Realism or Reality


Strat-o-matic is often hailed as one of the more realistic baseball simulation games.  As I looked at the standings in my Strat Leagues - yes, I'm now in two of them - I was struck by the irony that both of my teams were in first place in their respective divisions, but both had been outscored by their opposition.  Those familiar with Bill James Pythagorean Theorem would say that both squads have probably overachieved to this point and are destined for a tumble.  After all it's rare that a team posts a winning record despite being outscored. 
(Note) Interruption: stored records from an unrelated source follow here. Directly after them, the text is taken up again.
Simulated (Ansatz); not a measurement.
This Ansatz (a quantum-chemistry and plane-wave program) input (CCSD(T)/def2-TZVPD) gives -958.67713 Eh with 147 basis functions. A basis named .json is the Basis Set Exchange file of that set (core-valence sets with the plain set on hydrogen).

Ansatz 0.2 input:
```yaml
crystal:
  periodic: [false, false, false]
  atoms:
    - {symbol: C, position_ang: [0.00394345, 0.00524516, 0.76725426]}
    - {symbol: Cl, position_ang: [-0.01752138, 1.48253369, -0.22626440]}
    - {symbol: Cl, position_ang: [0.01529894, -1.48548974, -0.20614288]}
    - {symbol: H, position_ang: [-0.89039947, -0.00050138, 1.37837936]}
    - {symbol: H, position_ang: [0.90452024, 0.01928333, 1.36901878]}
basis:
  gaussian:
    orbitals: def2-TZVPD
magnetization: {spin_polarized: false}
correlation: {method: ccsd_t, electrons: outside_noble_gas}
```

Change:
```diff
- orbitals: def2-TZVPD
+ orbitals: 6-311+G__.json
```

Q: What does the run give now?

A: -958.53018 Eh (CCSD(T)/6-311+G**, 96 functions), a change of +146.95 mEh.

However, it does happen in reality.  Three teams have been outscored yet posted a winning percentage of .550 or better: the 1932 Pirates, the 1984 Mets and the 1997 Giants.  The 1987 Twins won the World Series despite being outscored 806-786 during the regular season.  Some would insist the Twins were lucky that year because they played in a weak division and they only had to win two 7-game series to win it all.  Yet they were 43-41 versus the East, largely by beating up on the same teams - Cleveland, Milwaukee and Baltimore, against whom they were 25-11 - on which their AL East counterparts feasted.  They were 24-21 in one-run games, so it's not as though they were overly lucky in games where luck is a significant deciding factor.  Some would suggest that it was their decided advantage at home, where they went 56-25 that year, as the most significant factor.  Yet they defeated Detroit in the ALCS in five games with three of them taking place in Detroit.  Could the fact that they had the best defense in the majors that year have had a large part in their success?  That's hard to say for certain as well since current defensive measures still leave a lot to the imagination.  I would say that we don't really know why they won; just that they did.  Maybe they were actually a better team than their 1987 statistics indicated since the following year with much the same personnel they won 91 games and outscored their opponents by 87 runs.  Oddly enough, they finished second in their division in 1988.  Were the 1987 Twins lucky or unlucky?  More often than not the statistical analysis coincides with what happens on the field but it really only describes probabilities.  Anomalies such as the 1987 Twins just don't reveal themselves easily using such conventional statistical tools.  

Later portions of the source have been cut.